Whoops, you're right, those formulas are not what you need. What I gave you was perspective camera formulas which convert the metric 3D space into the NDC. What you need are formulas within the metric 3D space so you can later project them with a perspective camera. In a way, they have to be inverse in respect to the camera formulas. Sorry for a misleading advice! H and W at depth Z should be smth like this:

float h = 2.f * Z * std::tan(kDegreesToRadians * env_camera.vertical_fov_degrees() / 2.f);
float w = h * aspect_ratio;

Please note, that here Z is positive (let's say, you want to project points Z = 100 = 100cm away from camera), but Face Geometry module operates in the right-handed coordinate system so when you assign .z coordinate to your mesh vertex it has to be going in the negative direction of the Z axis (from 0 to -Inf, not to +Inf) so you'd probably have to multiply it by -1 before writing.

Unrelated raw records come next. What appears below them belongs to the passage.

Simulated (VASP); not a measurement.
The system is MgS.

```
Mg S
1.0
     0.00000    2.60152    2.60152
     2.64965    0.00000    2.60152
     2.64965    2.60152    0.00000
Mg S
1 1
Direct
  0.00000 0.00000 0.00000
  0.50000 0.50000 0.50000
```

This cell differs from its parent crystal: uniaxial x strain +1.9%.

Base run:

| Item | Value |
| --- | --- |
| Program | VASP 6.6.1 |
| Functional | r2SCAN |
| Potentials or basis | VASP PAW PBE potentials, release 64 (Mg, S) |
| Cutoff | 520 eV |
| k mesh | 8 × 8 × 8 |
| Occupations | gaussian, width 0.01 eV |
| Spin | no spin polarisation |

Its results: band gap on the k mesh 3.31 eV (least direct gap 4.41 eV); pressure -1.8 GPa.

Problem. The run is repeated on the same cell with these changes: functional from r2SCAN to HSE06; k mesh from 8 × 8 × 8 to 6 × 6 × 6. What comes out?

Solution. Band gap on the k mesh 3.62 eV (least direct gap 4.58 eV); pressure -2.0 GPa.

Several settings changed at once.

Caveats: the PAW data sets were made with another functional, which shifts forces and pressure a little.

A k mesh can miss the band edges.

I have another strange observation too. I wrote some logs to see the value of W and H, I observed that W is greater than H, which is against my expectation.

That's a good point, you shouldn't be observing this with the new formula

milad-4274 commented 3 years ago

@kostyaby Thank you for your great help. just for informing, I got almost correct answer with your guidence. the black texture renderred result represented in following image:

photo_2021-07-17_10-23-19

as you said before:

the runtime vertex IDs (produced by the EOS library) don't match the canonical vertex IDs from the OBJ. That would explain why changing weights also changed the output

the procrustes solver somehow gets numerically unstable with the kind data you have with the new EOS approach. That would also why changing weights also changed the output

If after doing this you'll still see visual artifacts, then 1) is likely a problem - otherwise, it's either 2) or some other FaceGeometryFromLandmarks-related issue

so the most likely problem is about numerical problem with procrustes solver. do you have any suggestion for starting point?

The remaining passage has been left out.